By Daniel Schrager     2/15/22 11:57pm

In 2008, now-Rice baseball head coach Jose Cruz Jr. had already been in the MLB for 11 years. He’d racked up over 200 career home runs and over 1000 career hits, he even won a gold glove in 2003, but he still had one thing left to accomplish.

“One of the things that I really wanted to do was play for the Astros,” Cruz said. “I was trying for years. Finally in my last year, they gave me a try-to-make-the-team deal. I took it, and thank God I made the team. Being able to play at Bellaire High School, Rice and then play for the Astros, I thought that was a giant accomplishment for me personally, for my Houston-ness.”

Cruz has a long history in Houston. While he was born in Arroyo, Puerto Rico, he moved to Houston at a young age when his father, Jose Sr., began playing for the Astros. According to Cruz Jr., some of his earliest memories involve being around the team.



“I was in the Astrodome as long as I can remember,” Cruz said. “[From] four years old [or] three years old, running around until I was 12 or 13. People ask me ‘what was it like to have a dad [in the MLB]?’ I’m like ‘what is it like to not?’ I don’t know, I just grew up in it. It’s all I know.”

While Cruz Sr. was busy becoming the Astros all-time leader in hits, a title that he held until 2000, Cruz Jr. said that his father never pressured him to follow in his footsteps.

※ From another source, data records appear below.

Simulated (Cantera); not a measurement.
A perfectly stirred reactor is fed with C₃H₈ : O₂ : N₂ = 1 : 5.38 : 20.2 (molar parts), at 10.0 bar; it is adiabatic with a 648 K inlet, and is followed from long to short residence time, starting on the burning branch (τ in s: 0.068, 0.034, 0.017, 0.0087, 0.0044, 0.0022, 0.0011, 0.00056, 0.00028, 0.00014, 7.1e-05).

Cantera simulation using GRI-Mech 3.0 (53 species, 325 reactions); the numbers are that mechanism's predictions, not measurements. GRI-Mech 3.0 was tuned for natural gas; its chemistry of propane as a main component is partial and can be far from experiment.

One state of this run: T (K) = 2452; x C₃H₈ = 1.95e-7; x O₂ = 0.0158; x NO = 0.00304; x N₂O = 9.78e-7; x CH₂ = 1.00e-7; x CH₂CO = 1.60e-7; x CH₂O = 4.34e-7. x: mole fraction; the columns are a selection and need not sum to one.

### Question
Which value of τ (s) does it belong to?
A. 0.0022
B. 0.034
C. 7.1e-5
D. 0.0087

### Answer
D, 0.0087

“My dad never pushed me towards [baseball],” Cruz said. “He did push me in saying, ‘Hey if you’re going to play, you’ve got to try to be the best player you can be.’”

Cruz did take up the sport that he grew up around though, and after a standout career at Rice, the Seattle Mariners made him the third overall pick in the 1995 MLB draft. In just two years, Cruz had found his way to the majors, which he said was a bit of a shock at first.

“My first team in the big leagues had three hall of famers, and [Alex Rodriguez was] not one of them,” Cruz said. “Watching these guys right away when you get there, it was fascinating to see that kind of ability and that kind of talent and be around it.”

Halfway through his rookie year, Cruz was traded to the Toronto Blue Jays, where he spent the next five years, and came into his own off the field as well.

“I became a man there, in Toronto,” Cruz said. “Just growing up with my guys, battling with the AL East, my kids were born, I was married. It was life changing in many ways.”

Cruz bounced around from team to team, before finally calling it a career in 2008 to spend more time with his family.

“The business of baseball came in and I started floating around with different teams,” Cruz said. “You just try to do the best you can do, and contribute and play as long as you can. That took me to 2008. My son [Trei] was 10. It was just time. He was acting out a little bit at school when I wasn’t around, [but] when I was around he was great. So I was just like it’s time, there’s nothing else for me to prove.”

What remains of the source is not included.